Boeing Co. warned it will consider slowing or even temporarily halting production of the 737 Max, the company’s most important jetliner, if a global flying ban drags on longer than anticipated.
The planemaker’s best estimate is that it will submit software updates and paperwork for the Max by September to the U.S. Federal Aviation Administration, followed weeks later by approval to resume passenger flights, said Chief Executive Officer Dennis Muilenburg. But he cautioned that Boeing can’t foot the costs of building and storing undelivered aircraft indefinitely.
The 737 Max is already more than four months into an unprecedented global grounding, which authorities ordered after two fatal crashes. The manufacturer provided hints of the strain on its resources, starting with a $1.01 billion burn of free cash flow in the second quarter—a swing of more than $5 billion from last year’s gain during the same period.
“They have to prepare for any eventuality,” said George Ferguson, an analyst with Bloomberg Intelligence. A fourth-quarter restart for the Max remains the likeliest outcome, especially with FAA officials working onsite with Boeing toward a resolution, he said. “If something happens to extend that, they can’t just keep building planes.”
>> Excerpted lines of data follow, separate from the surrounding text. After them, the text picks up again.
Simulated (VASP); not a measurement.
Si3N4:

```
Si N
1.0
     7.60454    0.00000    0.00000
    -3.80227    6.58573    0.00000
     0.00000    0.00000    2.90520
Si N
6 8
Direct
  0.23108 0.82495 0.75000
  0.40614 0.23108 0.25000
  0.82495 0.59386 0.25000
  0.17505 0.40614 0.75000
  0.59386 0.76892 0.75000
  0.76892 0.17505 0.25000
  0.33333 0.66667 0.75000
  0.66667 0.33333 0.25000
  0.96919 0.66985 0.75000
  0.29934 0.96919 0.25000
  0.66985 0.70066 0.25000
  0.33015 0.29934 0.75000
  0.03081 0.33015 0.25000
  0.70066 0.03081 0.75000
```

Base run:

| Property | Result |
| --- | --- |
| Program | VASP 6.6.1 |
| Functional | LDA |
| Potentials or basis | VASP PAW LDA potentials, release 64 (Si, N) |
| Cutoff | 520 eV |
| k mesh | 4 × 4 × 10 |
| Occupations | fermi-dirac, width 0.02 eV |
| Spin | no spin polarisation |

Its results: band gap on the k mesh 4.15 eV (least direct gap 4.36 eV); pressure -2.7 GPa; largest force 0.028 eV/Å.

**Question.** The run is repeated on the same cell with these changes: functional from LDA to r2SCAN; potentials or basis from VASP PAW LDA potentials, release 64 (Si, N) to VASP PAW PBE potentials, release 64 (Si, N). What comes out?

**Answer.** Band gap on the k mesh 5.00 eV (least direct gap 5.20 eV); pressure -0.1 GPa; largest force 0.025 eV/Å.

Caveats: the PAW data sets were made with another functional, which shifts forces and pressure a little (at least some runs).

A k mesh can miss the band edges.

The shares fell 3.1% to $361.43 at the close of trading in New York, the second-biggest drop on the Dow Jones Industrial Average. Boeing has tumbled 14% since an Ethiopian Airlines 737 Max 8 plunged into a field March 10, prompting the grounding.
777X Delay
Boeing also disclosed some bad news on another front: an engine issue delayed the first flight of the 777X to early next year, according to a company statement. The planemaker says it can still make the first delivery of the twin-engine behemoth by late 2020, while cautioning that “there is significant risk to this schedule.”
General Electric Co. said Wednesday that it redesigned a compressor part for the GE9X engine used in the 777X after discovering a durability issue. The company, which had flagged the problem last month at an investor meeting, said it’s “working with Boeing to remain aligned on these efforts” while seeking certification of the engine.
“We are not surprised to see 777X slip and while delays are not good in principle, there are mitigating factors here,” Seth Seifman, an analyst at JPMorganChase & Co., said in a note to clients.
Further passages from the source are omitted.